Vol. 1 No. 8












An Unsung Hero Finally
Gets Serenaded

Helen Bacon Honored for Standing Firm

By Edward Shanahan


It was an event than spanned several generations, and brought together diverse communities in a large sun-filled space on a Sunday afternoon that was bursting with spring's promise.

Sponsored by the Smith College Archives and American Studies Department, the American Civil Liberties Union of Massachusetts and the Meekins Library of Williamsburg, the gathering of more than 200 turned out to honor Helen Bacon of Williamsburg, a retired academic, probably unknown to many in this area.

Seated in a wheelchair in the first row of the assembly, Helen Bacon was there to receive the David Burres Award for Civil Liberties for her advocacy more than 40 years ago on behalf of two Smith faculty members who were fired by the trustees for their involvement in the celebrated Newton Arvin case. A distinguished literary figure, leftist and homosexual, Arvin helplessly stood by in 1960 as his apartment was raided by state police who seized what they deemed to be pornographic material.

In the wake of the raid, Arvin's world and those involved with him were all but ruined.

That story is now the subject of a new book, "The Scarlet Professor, Newton Arvin: A literary Life Shattered by Scandal" by Northampton author Barry Werth.

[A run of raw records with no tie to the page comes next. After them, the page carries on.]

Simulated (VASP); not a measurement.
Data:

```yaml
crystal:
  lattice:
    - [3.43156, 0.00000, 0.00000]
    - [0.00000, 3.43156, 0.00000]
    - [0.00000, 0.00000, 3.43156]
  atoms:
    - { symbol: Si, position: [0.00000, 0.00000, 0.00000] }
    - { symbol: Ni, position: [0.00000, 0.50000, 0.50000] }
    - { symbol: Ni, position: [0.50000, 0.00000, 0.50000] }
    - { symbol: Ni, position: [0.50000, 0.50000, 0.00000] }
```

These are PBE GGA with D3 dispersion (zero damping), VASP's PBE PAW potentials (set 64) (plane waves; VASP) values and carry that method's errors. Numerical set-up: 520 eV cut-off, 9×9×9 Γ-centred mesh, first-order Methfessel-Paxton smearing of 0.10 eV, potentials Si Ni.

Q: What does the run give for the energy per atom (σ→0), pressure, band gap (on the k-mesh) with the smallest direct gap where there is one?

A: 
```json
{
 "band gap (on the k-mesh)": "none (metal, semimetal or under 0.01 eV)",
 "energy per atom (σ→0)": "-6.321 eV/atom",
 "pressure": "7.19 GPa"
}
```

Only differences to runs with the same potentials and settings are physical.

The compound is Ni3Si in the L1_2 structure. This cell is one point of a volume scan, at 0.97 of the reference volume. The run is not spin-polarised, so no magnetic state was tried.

Those on hand this April afternoon were of an age perhaps not to personally remember Arvin and others in the case, although the basic outlines of the scandal have been handed on through the years by word of mouth. Most in the white-thatched audience almost certainly sympathized with Arvin's left politics and were outraged at his treatment by political and academic authorities.

My wife, Ann, relates that she took courses with both Arvin and Bacon, and Helen Smith, freelance editor and writer who I knew from my days at the Daily Hampshire Gazette, brought with her to the event three actual texts that she has used in classes she had with Bacon.

George Markham and Samuel Freedman, who were in the audience, understand well the long struggle by the ACLU to protect first amendment rights and why the Arvin case and Helen Bacon's role demand our attention, even at this late date.

Among those who spoke were Donald Robinson, acting director of the American Studies Department, and Christopher Loring, the college librarian, who emphasized the importance of maintaining library archives. "Archives collect for the future and establish the record for the future," he said, which make possible a book such as Werth's.

In her statement, Lisa Wenner, director of the Meekins Library, said: "Libraries are the physical embodiment of the First Amendment's free speech dictum, but without writers to create the books and civil liberties advocates defending the free flow of ideas, we would be out of business."

She recalled the controversy that swirled around the Meekins Library a few years back when a young person was allowed to check out a biography of Madonna. "Letters were written, opinions, pronounced, lines drawn," Wenner said. "Helen cut to the essence of the matter when she said very simply and seriously to me: 'You know books are dangerous things and that's why people are frightened.' "

Werth said that he could not have written the Arvin book without the support of Helen Bacon, who retired as professor of classics at Barnard College where she went after teaching at Smith for the previous eight years.

When he first decided to do a book on the Arvin case, Werth said, Mary McFeely, who then worked at the Smith library, said: "Talk to Helen Bacon." Later when Werth told Diane Garey of Florentine Films about his idea for the book, she said: "Terrific idea. Talk to Helen Bacon."

And so he did and, according to Werth, she paved the way for him to talk to Joel Dorius and Ned Spofford, the two faculty members involved with Arvin, who were subsequently cashiered by the Smith trustees and whose professional and personal lives were nearly destroyed. Their willingness to cooperate with him was crucial, Werth said.

"They said she had saved their lives, she refused to be intimidated and silenced" in trying "to save their jobs," Werth reported. He read testimonials to Bacon that both men had prepared and sent to Werth.

In today's environment, it does not seem particularly courageous to defend the rights of homosexuals, but 40 years ago homosexuality was a taboo subject, equated often with the evil of international communism, whose taint could also destroy a career.

Also speaking were two Boston lawyers whose partners in the early 1960s had come to the defense of Spofford and Dorius because of the civil liberties issues at stake.

Finally, making the presentation of the award was Bill Newman, head of the ACLU in Western Massachusetts, whose dogged mission to right civil liberties wrongs in this area continues unabated.

And it should be said finally that Newman's work owes much to the man whose name is on the award given to Helen Bacon. That, of course, would be David Burres, who died at a relatively young age in 1985, but whose legal work on behalf of the First Amendment was indefatigable and passionate.

We should not forget him either.

Meanwhile, for the fuller story and deeper understanding of the Arvin case and its manifold implications read the "The Scarlet Professor." This is a riveting book that will inform you in ways that will surprise you about your hometown.